Franklin, I am not sure I understand your question. Do you mean taking your dividends 1st than selling what you need to, to rebalance to get up to the 4% #?
Sorry Gin, I'll give you an example.
For simplicity sake, let's say everything happens in December - a 4% withdrawal of my portfolio for next year's expenses, rebalance of my portfolio to my AA, and $15K in dividends.
Rebalance: Should I sell my winners down to my AA and fund my withdrawal.
Dividends: Should I fund my withdrawal instead of reinvesting?
I feel like all three should move in a coordinated fashion. However, I'm also aware that historical gains are based on rebalancing your portfolio and reinvesting your dividends. So I'm hoping there is a fluid mathematical solution.
Why would you re-invest your dividends just to sell those shares for income?
Here's one potential reason: Because reinvesting puts them back in the companies that made them, whereas sales likely are spread evenly across all companies. So your companies doing better become a bigger part of your portfolio.
That's even assuming they all pay dividends, which brings us to a second reason: By taking the dividends, you're short changing the companies that pay dividends, and the ones that don't pay become a bigger slice of your portfolio.
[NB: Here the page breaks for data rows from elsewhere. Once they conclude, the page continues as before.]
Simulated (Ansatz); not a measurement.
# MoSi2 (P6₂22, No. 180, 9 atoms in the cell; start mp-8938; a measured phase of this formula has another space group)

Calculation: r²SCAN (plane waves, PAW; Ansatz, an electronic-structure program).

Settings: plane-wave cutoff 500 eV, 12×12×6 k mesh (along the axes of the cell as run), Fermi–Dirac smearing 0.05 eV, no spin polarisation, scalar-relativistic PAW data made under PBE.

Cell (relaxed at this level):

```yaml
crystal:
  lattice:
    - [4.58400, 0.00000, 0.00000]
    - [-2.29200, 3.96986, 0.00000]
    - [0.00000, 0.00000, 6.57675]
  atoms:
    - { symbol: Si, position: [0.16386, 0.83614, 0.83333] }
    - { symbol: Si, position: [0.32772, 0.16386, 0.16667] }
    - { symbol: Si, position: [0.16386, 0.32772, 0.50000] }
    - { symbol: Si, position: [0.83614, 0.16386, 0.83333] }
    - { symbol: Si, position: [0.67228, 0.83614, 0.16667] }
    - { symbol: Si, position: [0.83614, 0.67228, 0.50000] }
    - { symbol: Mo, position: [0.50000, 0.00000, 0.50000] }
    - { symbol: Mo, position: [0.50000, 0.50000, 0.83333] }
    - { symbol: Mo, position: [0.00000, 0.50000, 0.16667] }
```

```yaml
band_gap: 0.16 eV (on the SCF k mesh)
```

Fake numbers: Say you have 3% dividends you keep as cash, and then sell 1% of everything to make your 4% total. You just took 1% from non-dividend paying companies, but 4% from dividend paying ones; the non-paying ones grow to be a bigger part of your portfolio quickly. That's probably not what you're intending. By reinvesting them, then taking 4% from every one, you keep it "even."
This obviously doesn't apply if your portfolio is silly simple, like a single total market index fund, where you can keep the dividends and sell to make your total without affecting something like the above. But it's something to consider if you have multiple stocks (as it sounds like the OP does, given their "winners" comment).